Former Metrolink spokeswoman Denise Tyrrell, who resigned overnight when the agency's board did not back up her statements about the engineer's culpability in the Chatsworth train crash, just talked to Steve Hymon at the L.A. Times' Bottleneck Blog.
"I felt the damage to my reputation is so great, I could not work for these people anymore," Tyrrell said. "If I am not mistaken, the engineer blew through a light. The media got on top of this story apparently so unaccustomed to a public agency telling the truth they started to spin it that we were trying to throw all the blame on the engineer. Metrolink is responsible for the engineer, they are responsible for overseeing the contractor. Talking about the human error aspect of this is not a way to shift blame from Metrolink -- Metrolink is still the responsible party to oversee the contract with the engineer and the conductors."[skip]
She said Metrolink's CEO David Solow gave her the authority to make statements to the press on Saturday about the cause of the crash.
"He told me to go ahead...I felt that when my reputation was called into question in the national media by Ron Roberts that there was no going back as far as I was concerned. I believe that David Solow's decision to allow us to go public without waiting for the NTSB to point the finger was a brave and honorable thing to do. We have a basic difference here that can't be resolved. I see no way I can represent them and maintain my own standards. They are free to conduct their own business as they see fit."
Ron Roberts is the Metrolink board chairman who issued a statement yesterday countering what Tyrrell had told the media.

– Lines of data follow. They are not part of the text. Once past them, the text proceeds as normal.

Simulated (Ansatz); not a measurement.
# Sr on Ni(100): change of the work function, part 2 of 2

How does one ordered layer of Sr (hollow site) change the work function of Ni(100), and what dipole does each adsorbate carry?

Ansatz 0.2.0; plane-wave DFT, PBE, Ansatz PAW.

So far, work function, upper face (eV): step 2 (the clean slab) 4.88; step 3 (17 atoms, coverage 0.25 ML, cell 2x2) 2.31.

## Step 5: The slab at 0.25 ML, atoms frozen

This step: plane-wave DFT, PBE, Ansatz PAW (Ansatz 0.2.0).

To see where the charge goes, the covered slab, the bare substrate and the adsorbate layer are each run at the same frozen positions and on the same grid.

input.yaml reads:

Also: The Cal State Northridge Daily Sundial has done a nice story on Aida Magdaleno, a 19-year-old student who died in the crash. You might have seen her sister, also a student, on TV looking frantically for Aida on Friday night then grieving — and vowing to change the world in her sister's name — after receiving the bad news. Aida had recently decided to become a social worker and donated most of her clothes.